Productionizing models thread

Is there a version of this thread for beginners?

In lecture 2, Jeremy said to try to build a web app “This week”, and said that there are lots of tutorials out there. From the two days worth of tutorials I’ve watched so far, I have gathered that in order to build a web-app, you need baseline understanding in the following areas:

  1. A framework like Flask or Django
  2. JavaScript
  3. CSS
  4. HTML
  5. Template Engines
  6. Maybe SQL too…

That’s not happening “this week”, at least for me. I feel like I am missing something. Can someone point the dumb new person to the right place?

1 Like

To accelerate the inference on CPU we can convert the pytorch model to an “optimized model” Openvino model from Intel https://software.intel.com/en-us/openvino-toolkit (passing through an intermediate ONNX model ). I’ve just update a colab notebook (https://colab.research.google.com/drive/1z4GxsF6LaVl5cSeGgCbWTefuUIz78gfV) to summarize all the step to install the latest openvino (l_openvino_toolkit_p_2020.2.120) and run a resnet fastaiv1 model. The work is based on this notebook for old openvino version (https://colab.research.google.com/drive/1TdjV6bSrgSAL6RcGsYzCaWMdaqaqCYID).

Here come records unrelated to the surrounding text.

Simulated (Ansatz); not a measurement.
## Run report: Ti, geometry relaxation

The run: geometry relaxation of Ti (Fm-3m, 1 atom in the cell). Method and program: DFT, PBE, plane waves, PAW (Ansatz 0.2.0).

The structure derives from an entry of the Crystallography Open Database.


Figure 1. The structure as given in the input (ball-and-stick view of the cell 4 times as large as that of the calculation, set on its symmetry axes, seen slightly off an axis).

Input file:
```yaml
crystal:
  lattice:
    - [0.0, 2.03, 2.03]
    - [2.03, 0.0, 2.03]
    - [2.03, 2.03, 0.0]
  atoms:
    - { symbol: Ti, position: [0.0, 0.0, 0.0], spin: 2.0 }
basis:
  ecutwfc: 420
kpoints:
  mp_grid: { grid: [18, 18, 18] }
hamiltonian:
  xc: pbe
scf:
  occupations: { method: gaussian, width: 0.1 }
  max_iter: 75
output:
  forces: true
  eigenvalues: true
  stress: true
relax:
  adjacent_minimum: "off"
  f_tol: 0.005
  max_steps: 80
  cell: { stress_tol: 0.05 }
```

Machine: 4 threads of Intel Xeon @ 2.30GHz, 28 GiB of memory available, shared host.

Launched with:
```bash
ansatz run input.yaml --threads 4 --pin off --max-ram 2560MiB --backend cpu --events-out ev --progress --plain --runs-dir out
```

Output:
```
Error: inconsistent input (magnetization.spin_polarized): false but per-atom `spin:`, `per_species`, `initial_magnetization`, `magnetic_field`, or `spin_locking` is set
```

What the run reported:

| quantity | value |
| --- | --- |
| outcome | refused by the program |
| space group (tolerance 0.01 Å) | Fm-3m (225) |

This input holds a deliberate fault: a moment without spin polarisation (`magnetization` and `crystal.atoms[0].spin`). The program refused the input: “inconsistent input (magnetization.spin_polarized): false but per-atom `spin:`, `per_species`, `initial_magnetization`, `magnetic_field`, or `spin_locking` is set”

I tested with 3 images on CPU:

  • Without Openvino: ~ 700ms
  • With Openvino: ~ 500ms

The gap is not so big but you can use some accelerators which are compatible with Openvino (Intel GPU, Neural Compute Stick), and normally, it is cheaper than NVIDIA GPU

Hi, I was just about to look through the code, but permission denied :joy:

Ah sorry. Does it work with this one ? https://colab.research.google.com/drive/1z4GxsF6LaVl5cSeGgCbWTefuUIz78gfV

1 Like

Laura, thanks for sharing this.

I’ve been trying to deploy a fastai model using lambda with no success.
As I was not able to use a public PyTorch layer, I’m building my own.
Applying all the recommendations, I ended up with dependencies totaling 437Mb. The compressed layer has 130Mb.

When trying to run the lambda function, I get the error ‘No space left on device’.

Below the most top dependency folders:
437M ./build/requirements
305M ./build/requirements/torch
272M ./build/requirements/torch/lib
68M ./build/requirements/numpy
29M ./build/requirements/numpy/.libs
23M ./build/requirements/numpy/core
23M ./build/requirements/pandas
17M ./build/requirements/pandas/_libs
17M ./build/requirements/torch/bin
12M ./build/requirements/torchvision
11M ./build/requirements/numpy/random
11M ./build/requirements/torch/include
8.6M ./build/requirements/matplotlib
8.0M ./build/requirements/caffe2
7.2M ./build/requirements/caffe2/python

Any hint/suggestion will be appreciated!

Hi Alejandro

Yes I see, the problem is the pytorch dependency, which is too big. It’s why I used the separate public layer for pytorch.

This post by @matt.mcclean explains how the pytorch layer was made, it might help:

AWS Lambda has a limit of 250 MB for the deployment package size including lamba layers. PyTorch plus its dependencies is more than this so we need to implement a trick to get around this limit. We will create a zipfile called .requirements.zip with all the PyTorch and associated packages. We will then add this zipfile to the Lambda Layer zipfile along with a python script called unzip_requirements.py . The python script will extract the zipfile .requirements.zip to the /tmp when the Lambda execution context is created.

Hope that helps!

Laura

1 Like

Thank you for this wonderful thread.
How can I deposit uploaded image files on the server?
For example, in OnRender example, the uploaded image file is not stored on the server.
However, it would be better to save the user’s input images to the server, and possibly update the model in the future with larger image database.
Anybody have some ideas how to stack the uploaded files?

@wcneill forking this repo is probably the easiest way to get started, and if you want to create a web app that doesn’t require uploading photos you can also fork this repo I made that works in conjunction with the render template I posted above.

Correct me if I’m wrong, but this method loads and uses the model for inference every time you call it right?